DUI Rules & Regulations
MAY 26, 2016
Attention Drunk Drivers! Brace yourself for some significant changes in DUI penalties in the State of Pennsylvania. As experts at Logue Law Group carefully monitor these updates, the outlook doesn’t seem promising for those who make the reckless decision to drink and drive. It’s worth noting that even the influence of certain prescription drugs, when prescribed by your doctor, can lead to a DUI charge.
October 3, 2017
Effective August 2017, Pennsylvania introduced noteworthy changes to its DUI laws, putting first-time offenders in the spotlight. Now, individuals facing their initial DUI offense must install a special device in their vehicles. This device actively checks for Blood Alcohol Content (BAC) before allowing the ignition to start. Offenders bear the cost of this ignition interlock device, which examines the breath of the driver and permits vehicle activation only when the BAC is below the legal limit of .08%. Moreover, the device provides multiple attempts for accuracy. If the BAC is too high on the first try, the ignition interlock holds it for five minutes. A second unsuccessful attempt triggers a thirty-minute lockout period.
In addition to installing the device, first-time DUI offenders are granted permission to drive to work, provided they possess an ignition interlock license. The device must remain installed for a year in their vehicle. Approved PennDOT mechanics are responsible for installing the ignition interlock, which costs approximately $100 per year.
Previously, a first-time DUI conviction automatically resulted in a year-long driver’s license suspension. Under the new law, individuals who refuse to submit to a blood-alcohol test during their first offense can install the interlock device and regain driving privileges after serving a six-month license suspension, regardless of its original duration. Previously, this action led to a suspension of anywhere between one to 18 months.

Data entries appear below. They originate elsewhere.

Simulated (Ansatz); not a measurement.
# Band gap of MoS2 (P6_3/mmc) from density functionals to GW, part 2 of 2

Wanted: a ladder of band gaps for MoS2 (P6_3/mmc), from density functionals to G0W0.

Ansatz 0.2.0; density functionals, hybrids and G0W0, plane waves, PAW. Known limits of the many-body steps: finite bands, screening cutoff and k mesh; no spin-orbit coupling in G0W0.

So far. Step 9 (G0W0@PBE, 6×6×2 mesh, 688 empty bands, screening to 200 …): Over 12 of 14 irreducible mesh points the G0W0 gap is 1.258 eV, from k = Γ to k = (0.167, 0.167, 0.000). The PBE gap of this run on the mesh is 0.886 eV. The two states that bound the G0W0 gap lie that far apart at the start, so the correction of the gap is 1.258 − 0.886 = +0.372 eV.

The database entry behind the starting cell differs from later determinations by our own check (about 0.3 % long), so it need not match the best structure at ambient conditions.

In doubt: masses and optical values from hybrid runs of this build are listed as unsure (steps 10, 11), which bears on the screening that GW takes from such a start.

Moreover, to counter any attempts of cheating the system, the device now performs random tests while the vehicle is in motion, with the driver behind the wheel. This “rolling re-test” fortifies the integrity of the process.
In the past, ignition interlock devices were exclusively reserved for repeat DUI offenders. However, with the recent changes in Pennsylvania’s DUI legislation, even first-time offenders are subject to the installation of these devices.
The change in the law has been strongly driven by the significant number of individuals whose job security was compromised due to suspended licenses. Lost employment opportunities or reduced working hours resulting from the inability to find transportation to work caused offenders to face financial hardships, leaving them unable to pay fines or support their families. Consequently, many resorted to driving with suspended licenses, exacerbating their legal and financial burdens.
Furthermore, beyond the scope of livelihood and financial concerns, parents whose licenses were suspended due to DUI offenses often experienced the unfortunate absence from family events and were unable to actively participate in their children’s activities.
Update July 1, 2019:
We have some important updates regarding DUI laws in Pennsylvania that took effect on December 23, 2018, just in time for Christmas Eve.
For individuals facing a third High-DUI offense, the consequences are now more severe. A conviction could result in a felony charge. A High-DUI offense is determined when a person’s blood alcohol content reaches 0.16 percent or higher.
Similarly, those who face a fourth or subsequent DUI will also be subject to the same charges.
In the event that a person causes a fatality while driving under the influence, they may face a first-degree felony, accompanied by an additional five years of prison time.
Furthermore, driving without a license and committing aggravated assault will lead to increased penalties. Specifically, the prison term for aggravated assault is extended by two years.
The new law also brings higher fines and jail terms for driving under suspension resulting from a previous DUI. For a first offense, the conviction carries a minimum of $500 in fines and a maximum of 60 days in jail. A second offense mandates a minimum jail term of 90 days, coupled with a $1,000 fine.